10. NumPy Arrays for ML
Why NumPy
NumPy is the foundation of every major AI framework. TensorFlow and PyTorch tensors are NumPy arrays with GPU support. Understanding NumPy prepares you for everything else.
NumPy arrays store homogeneous data in contiguous memory. This enables vectorized operations that are 10-100x faster than Python loops.
Creating Arrays
import numpy as np
# From a list
arr = np.array([1, 2, 3, 4, 5])
# Ranges
arr = np.arange(0, 10, 2) # [0, 2, 4, 6, 8]
# Zeros, ones
zeros = np.zeros(5) # [0, 0, 0, 0, 0]
ones = np.ones((3, 4)) # 3x4 matrix of ones
# Random
random_arr = np.random.rand(5) # Uniform [0, 1)
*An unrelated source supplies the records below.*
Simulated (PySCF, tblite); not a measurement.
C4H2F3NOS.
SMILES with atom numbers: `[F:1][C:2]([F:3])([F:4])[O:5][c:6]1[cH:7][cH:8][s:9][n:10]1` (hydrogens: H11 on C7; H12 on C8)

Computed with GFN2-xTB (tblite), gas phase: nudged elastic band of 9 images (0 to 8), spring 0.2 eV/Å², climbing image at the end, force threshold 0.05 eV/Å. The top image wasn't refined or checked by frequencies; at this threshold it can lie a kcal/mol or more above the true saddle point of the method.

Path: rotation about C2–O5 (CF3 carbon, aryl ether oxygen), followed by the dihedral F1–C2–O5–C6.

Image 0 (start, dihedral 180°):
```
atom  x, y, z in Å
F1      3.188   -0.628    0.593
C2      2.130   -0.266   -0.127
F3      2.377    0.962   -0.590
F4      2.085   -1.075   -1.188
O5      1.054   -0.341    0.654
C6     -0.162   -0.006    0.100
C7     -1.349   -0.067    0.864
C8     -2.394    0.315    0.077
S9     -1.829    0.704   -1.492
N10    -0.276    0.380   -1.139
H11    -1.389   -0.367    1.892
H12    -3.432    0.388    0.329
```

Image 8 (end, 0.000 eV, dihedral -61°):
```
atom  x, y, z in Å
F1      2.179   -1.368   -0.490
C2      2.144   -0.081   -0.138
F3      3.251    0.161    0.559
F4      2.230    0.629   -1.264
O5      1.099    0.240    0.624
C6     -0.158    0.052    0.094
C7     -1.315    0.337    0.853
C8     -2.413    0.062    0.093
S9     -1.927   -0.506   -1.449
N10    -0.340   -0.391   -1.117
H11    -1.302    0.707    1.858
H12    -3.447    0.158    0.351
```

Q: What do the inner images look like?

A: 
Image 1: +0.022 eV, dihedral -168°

random_normal = np.random.randn(100) # Standard normal
random_ints = np.random.randint(0, 10, 5) # 5 random ints [0, 10)
Array Attributes
arr = np.array([[1, 2, 3], [4, 5, 6]])
print(arr.shape) # (2, 3)
print(arr.ndim) # 2
print(arr.size) # 6
print(arr.dtype) # int64
Indexing
arr = np.array([10, 20, 30, 40, 50])
print(arr[0]) # 10
print(arr[-1]) # 50
print(arr[1:4]) # [20, 30, 40]
# 2D indexing
matrix = np.array([[1, 2, 3], [4, 5, 6], [7, 8, 9]])
print(matrix[0, 0]) # 1 (first row, first column)
print(matrix[1, :]) # [4, 5, 6] (entire second row)
print(matrix[:, 2]) # [3, 6, 9] (entire third column)
Local verification checkpoint
Run the smallest example from this chapter in a local workspace and record the package version, runtime, data path, and observed output. If the result depends on model size, vector count, CPU/GPU backend, or available memory, note that constraint beside the exercise so the lesson remains reproducible.
Create a 2D NumPy array representing embeddings for 3 words, each with 4 dimensions. Print the shape, access the second row, and extract the last dimension from all rows.